Fig. 4 Schematic of the experimental setup. f-2f; f-2f self-referencing interferometer, OC; optical circulator, PBS; polarizing beam splitter, λ/2; half-wave plate, BD; balanced detector, LPF; low-pass filter, FFT; fast Fourier transform.
The output beam from the signal comb is led to a Fabry-Perot cavity and the reflected beam from the cavity is extracted by an optical circulator. The extracted beam overlaps the output beam from the local comb at a polarization beam splitter (PBS). These beams are divided into two parts at another PBS after the polarization has been rotated with a half-wave plate to adjust the dividing ratio, and are then detected with two InGaAs photodiodes for balanced detection. The detected signal is an interferogram of the signal and local beams, which is guided to a 14-bit digitizer through a low-pass filter and an amplifier, and sampled at the repetition rate of the local comb (f rep,L). The sampled data are transferred to a PC, and each precisely repetitive interferogram is coherently averaged in 95 seconds under a condition satisfying Eqs. (1) and (2) . The averaged interferogram is Fourier-transformed into a spectrum, and then stored in the PC. The horizontal axis of the spectrum is scaled with the absolute frequency calculated from the repetition rates, carrier-envelope-offset frequencies, and the index numbers of the comb modes used to observe the beat frequencies with the CW laser. The index numbers are determined by the CW laser frequency measured with a wavelength meter. To interleave the frequency gap of the horizontal axis of the spectrum, we repeat the set of measurements while increasing f rep,S incrementally using the RF synthesizer. The step frequency is set at 0.12 Hz, which corresponds to interleaving the frequency gap (f rep,S) with 100 points. We adjust the f ceo,L and f beat,L by controlling the phase-locking reference frequencies in real time to satisfy Eqs. (1) and (2) . Therefore, k and l are always constant whenever f rep,S is incrementally increased by 0.12 Hz.

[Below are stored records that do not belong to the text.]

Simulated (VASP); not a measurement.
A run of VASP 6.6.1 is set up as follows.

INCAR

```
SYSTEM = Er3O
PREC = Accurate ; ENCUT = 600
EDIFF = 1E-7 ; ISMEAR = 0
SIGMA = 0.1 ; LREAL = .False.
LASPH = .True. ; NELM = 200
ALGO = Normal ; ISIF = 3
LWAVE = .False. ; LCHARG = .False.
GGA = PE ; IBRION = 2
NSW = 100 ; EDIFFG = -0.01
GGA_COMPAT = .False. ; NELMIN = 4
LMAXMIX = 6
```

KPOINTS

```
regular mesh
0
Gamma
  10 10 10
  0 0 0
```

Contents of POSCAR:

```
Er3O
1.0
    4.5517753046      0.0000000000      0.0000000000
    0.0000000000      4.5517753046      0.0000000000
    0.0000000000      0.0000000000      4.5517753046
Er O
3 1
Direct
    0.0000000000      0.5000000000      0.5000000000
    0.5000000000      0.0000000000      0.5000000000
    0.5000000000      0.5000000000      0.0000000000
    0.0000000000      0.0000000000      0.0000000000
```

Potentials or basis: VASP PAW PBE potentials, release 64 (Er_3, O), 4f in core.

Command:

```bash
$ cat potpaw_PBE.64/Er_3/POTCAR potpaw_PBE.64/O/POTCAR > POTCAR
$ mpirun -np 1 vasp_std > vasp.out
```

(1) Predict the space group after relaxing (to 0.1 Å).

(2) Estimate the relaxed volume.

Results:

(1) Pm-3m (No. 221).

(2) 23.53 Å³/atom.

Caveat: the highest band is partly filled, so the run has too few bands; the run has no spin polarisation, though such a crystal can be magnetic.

We observed the reflection spectrum of a Fabry-Perot cavity with a length of 27 cm and a mirror reflectance of 99% at 1542 nm. These parameters give a free spectral range (FSR) of 560 MHz, a finesse of 300, and a full-width at half-maximum (FWHM) of the linewidth of 1.9 MHz. To prevent long-term drift as regards the cavity length, the frequency of one of the cavity modes is stabilized to that of an acetylene-stabilized laser by using the Pound-Drever-Hall technique [19]. A 5-MHz phase modulation is applied to the output beam from the acetylene-stabilized laser by an EOM. The beam overlaps the signal comb at a PBS and enters the cavity. The reflected beam from the cavity is extracted by an optical circulator and detected by a photodiode. The detected signal is demodulated at 5 MHz to obtain an error signal. It is fed back to a piezoelectric transducer through a servo circuit to stabilize the cavity length precisely.
4. Results
Figure 5(a) shows that the observed spectrum of the reflected beam from the cavity spread from 187 to 218 THz. The envelope of the spectrum indicates the product of the spectra of the two combs. The frequency step of the horizontal scale is f rep,S/100 = 0.48 MHz. Figures 5(b)-5(d), respectively, show enlargements of Fig. 5(a) in the 189, 201, and 213 THz regions with a frequency span of 30 GHz. Absorption lines generated by the cavity can be clearly observed for every FSR. Figures 5(e)-5(g) show enlargements of Figs. 5(b)-5(d) focusing on a single absorption line with a frequency span of 70 MHz. Resonant lines with FWHMs of a few MHz are observed, which is narrower than the resolution limited by the time-window width ( = f rep,S = 48 MHz).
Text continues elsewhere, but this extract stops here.